Light tight oil production in North America has been hit hard this year as a result of the dramatic fall in oil prices caused by global oversupply and demand destruction. Activity levels and output are anticipated to show notable decline in 2020 that is likely to continue into 2021 as well. This article addresses Rystad Energy’s most recent forecast for NA shale oil and gas production and capital investments with the focus on the key contributing shale plays.

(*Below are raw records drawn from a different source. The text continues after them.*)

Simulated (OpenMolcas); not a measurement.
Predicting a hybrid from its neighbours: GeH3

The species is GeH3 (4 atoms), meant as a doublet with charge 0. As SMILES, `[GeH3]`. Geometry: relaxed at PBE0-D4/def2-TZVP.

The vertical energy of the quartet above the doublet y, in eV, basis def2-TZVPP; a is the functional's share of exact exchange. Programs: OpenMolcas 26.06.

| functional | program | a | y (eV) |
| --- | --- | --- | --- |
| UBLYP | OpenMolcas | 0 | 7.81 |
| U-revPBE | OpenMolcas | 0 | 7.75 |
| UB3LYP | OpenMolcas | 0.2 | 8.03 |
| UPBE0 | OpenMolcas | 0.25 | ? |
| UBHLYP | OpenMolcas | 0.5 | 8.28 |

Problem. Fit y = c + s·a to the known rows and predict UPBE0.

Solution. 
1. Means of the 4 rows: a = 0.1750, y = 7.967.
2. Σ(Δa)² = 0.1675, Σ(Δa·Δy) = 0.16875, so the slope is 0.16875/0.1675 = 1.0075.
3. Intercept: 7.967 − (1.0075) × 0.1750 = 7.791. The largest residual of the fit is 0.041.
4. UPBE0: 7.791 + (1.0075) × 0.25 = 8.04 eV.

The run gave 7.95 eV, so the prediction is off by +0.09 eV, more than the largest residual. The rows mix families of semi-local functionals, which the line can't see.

Figure 1 depicts light tight oil production (LTO) in North America (NA) by key shale plays from 2014 to 2030 along with our latest forecast for WTI oil price development. Since the downturn that prevailed between 2014 and 2016, LTO production in the region has revamped with a new force, able to adjust to a depressed price environment through high grading of acreage and considerable cost and productivity improvements. In 2019, oil output reached 8.6 million bpd representing a year-on-year growth of about 20%. However, the challenges of 2020 characterized by global oversupply and oil demand destruction have led to a dramatic fall in oil prices, forcing NA producers to cut capital budgets and adjust drilling and completion programs down while focusing on cash flows and returns. Furthermore, many producers in NA have been forced to curtail production volumes in addition to taking frac holidays and cutting the number of rigs and frac crews. Production shut-ins and restricted flowbacks on other wells peaked in May 2020 with many operators starting to return curtailed volumes from June as oil prices improved. We expect that majority of curtailments have been returned online by the end of August 2020. Oil production has thus increased during the summer months as a result of shut-in reactivations and higher levels of completion of already drilled wells. Nevertheless, new drilling activity levels remain low, and we expect oil output to show decline again in Q4 2020. Thus, overall LTO production in NA is anticipated to fall to 8.2 million bpd this year and decline further to 7.7 million bpd in 2021 as producers are poised to keep activity levels low amid uncertain market environment and a focus on capital discipline. As oil prices improve in the medium term, activity and oil production in NA are estimated to increase again, reaching 13.6 million bpd by 2030. The Permian Basin will be the major contributor to expansive growth going forward with Permian Delaware also remaining the most resilient play during the ongoing downturn.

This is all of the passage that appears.